Notes on the Album, by Chris Eckman:
I borrowed the title of this album from a painting by the Slovenian artist Nikolaj Beer. The fact that he is my father-in-law has little to do with why I borrowed it. His work has much that draws me in: forgotten landscapes, dense, dark color, mythic, solitary figures and the broad, thick brushstrokes, of a very human hand. His paintings started me thinking about painting itself; how painters work, the gestures that they make, the intimacies that they reveal, the presences that they render and distort. I wanted to make my own “Black Field.” So first I wrote a song, and then when that was not enough, I made this album. 

Of course, it was not a straight line from the beginning to the end. I hadn’t actually planned to start recording the album this year. But in early February, while I was deep inside a complicated soundtrack that I was composing for Slovenian television, I found myself reaching for my acoustic guitar, and enjoying the starkness and immediacy of lyrics, voice and simple accompaniment. It was a necessary vacation from the midi files, drum loops, string scores and technological overload of the soundtrack. 

The songs quickly began to take shape, and in early April I booked two days in a studio and recorded the majority of the album. The sessions were essentially live. I sang and played at the same time. I taught the songs to Jani, Runjoe & Ziga (the rhythm players) on the spot. There were no demos. We didn’t edit out all the mistakes. You can hear my foot tapping in the background, you can hear the door slam in the beauty parlor upstairs, and you can hear the guitar scrape against my jeans. 

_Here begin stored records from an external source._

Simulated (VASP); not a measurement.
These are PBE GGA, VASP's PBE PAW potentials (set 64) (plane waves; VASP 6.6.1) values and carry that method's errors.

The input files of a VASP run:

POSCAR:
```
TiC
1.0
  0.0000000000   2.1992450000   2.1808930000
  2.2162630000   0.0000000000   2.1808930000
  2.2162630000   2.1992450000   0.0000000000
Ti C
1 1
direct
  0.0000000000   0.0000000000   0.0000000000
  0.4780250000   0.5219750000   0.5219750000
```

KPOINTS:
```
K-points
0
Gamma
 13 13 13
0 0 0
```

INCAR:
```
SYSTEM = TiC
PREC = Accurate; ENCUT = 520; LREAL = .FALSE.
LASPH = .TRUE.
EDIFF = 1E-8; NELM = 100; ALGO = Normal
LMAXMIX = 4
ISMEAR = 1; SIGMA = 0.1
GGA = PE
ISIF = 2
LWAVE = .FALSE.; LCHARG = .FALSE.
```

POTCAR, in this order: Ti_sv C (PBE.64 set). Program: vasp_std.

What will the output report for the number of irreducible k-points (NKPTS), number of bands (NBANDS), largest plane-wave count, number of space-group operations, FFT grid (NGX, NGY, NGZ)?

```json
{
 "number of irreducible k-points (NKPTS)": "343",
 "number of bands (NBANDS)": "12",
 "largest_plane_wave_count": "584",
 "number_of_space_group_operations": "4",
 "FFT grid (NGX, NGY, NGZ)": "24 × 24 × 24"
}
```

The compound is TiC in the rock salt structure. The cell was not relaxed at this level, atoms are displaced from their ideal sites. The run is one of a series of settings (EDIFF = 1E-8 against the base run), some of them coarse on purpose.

Over the summer I sent out CD’s to friends spread out all over the world. Graciously they added illuminating, final “brushstrokes” to what I had started. These friends are: Al Deloner (Midnight Choir), Terri Moeller (The Wallkabouts/Transmissionary Six), Paul Austin & Kevin Suggs (Transmissionary Six), Terry Lee Hale, Dalibor Pavicic (Bambi Molesters), Tony Kroes & Matt Howden (Sieben). My wife Anda sang backing vocals and her choir, the Carnice vocal group, contributed to two songs. 

I have no interest in describing the lyrics or elaborating on the specifics of the songs. The listener is usually more qualified to do this than the artist is. What I will say is that I like the smallness of this album. I like its directness and I like its imperfections. I like that the last song on it is by the Buzzcocks. 

We live in a time of absolutes and dogmatism. A crass, digital sheen hangs over much of our experience. Like many, I am exhausted by it all. We need to paint new, and more honest pictures. We need to get our hands dirty.